It’s important to know that XML is just as susceptible as HTML and other formats to code injection methods. As XML is very generous when it comes to accepting poor typing and XPath parsers are merciful to input data, XML is all the more at risk. As per Wikipedia, injection attacks are “… a technique to introduce (or “inject”) code into a computer program or system by taking advantage of the unenforced and unchecked assumptions the system makes about its inputs. The purpose of the injected code is typically to bypass or modify the originally intended functionality of the program. When the functionality bypassed is system security, the results can be disastrous.”

XPath is a language for finding information in an XML document and includes path expressions to select attributes, elements or text nodes; the XPath name is derived from the use of path expressions similar to URLs for navigating XML documents. This process uses syntax for defining parts of these documents and contains a library of over 100 built-in standard functions including string values, numeric values, date and time comparison, node and QName manipulation, sequence manipulation, and Boolean values.

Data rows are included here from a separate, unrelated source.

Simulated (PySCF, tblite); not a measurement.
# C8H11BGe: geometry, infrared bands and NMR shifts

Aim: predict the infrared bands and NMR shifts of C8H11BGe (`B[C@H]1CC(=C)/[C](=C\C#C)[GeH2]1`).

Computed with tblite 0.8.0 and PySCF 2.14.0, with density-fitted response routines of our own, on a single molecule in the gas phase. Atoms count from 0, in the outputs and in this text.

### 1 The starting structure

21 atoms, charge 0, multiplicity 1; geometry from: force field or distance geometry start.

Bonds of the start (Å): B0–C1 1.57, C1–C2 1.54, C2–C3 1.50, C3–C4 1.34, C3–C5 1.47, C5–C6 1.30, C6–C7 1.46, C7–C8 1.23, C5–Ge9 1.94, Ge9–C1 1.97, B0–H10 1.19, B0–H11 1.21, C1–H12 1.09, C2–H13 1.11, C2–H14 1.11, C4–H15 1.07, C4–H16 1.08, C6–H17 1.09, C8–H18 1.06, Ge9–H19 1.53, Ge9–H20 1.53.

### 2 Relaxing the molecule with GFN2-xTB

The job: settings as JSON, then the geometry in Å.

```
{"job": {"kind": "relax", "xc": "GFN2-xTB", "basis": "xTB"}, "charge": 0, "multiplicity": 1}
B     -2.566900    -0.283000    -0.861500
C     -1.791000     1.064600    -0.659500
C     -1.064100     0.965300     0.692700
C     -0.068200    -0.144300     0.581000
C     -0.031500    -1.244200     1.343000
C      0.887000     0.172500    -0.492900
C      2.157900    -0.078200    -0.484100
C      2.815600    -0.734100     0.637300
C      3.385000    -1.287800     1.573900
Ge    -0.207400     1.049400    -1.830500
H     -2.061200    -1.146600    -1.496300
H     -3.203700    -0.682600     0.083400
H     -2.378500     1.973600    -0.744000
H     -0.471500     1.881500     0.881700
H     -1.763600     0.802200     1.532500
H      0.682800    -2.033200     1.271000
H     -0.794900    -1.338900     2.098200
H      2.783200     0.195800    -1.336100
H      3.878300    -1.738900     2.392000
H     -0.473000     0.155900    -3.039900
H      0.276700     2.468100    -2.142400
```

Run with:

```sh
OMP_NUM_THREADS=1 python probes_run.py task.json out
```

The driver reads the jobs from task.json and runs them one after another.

The XPath injection attack vector operates in an analogous way to SQL injection. Most Web-based applications leverage relational databases to store and retrieve information.  In turn authentication is typically used where the login process will invariably use a table with IDs, names, and passwords. In a SQL injection attack the hacker injects code such that regardless of the subsequent user credentials, the system will see a match and the hacker gains unfettered access to the database. With XPath, the environment is similar except that there is a XML file present with user information. In an XPath injection attack hackers tack on malicious XPath queries to forms, URLs, among others, to bypass authentication and obtain access to confidential data. Once compromised this information is leaked and often maliciously modified. With XPath 2.0 taking over from the first generation, the list of injection and other XML hacker concerns only go up!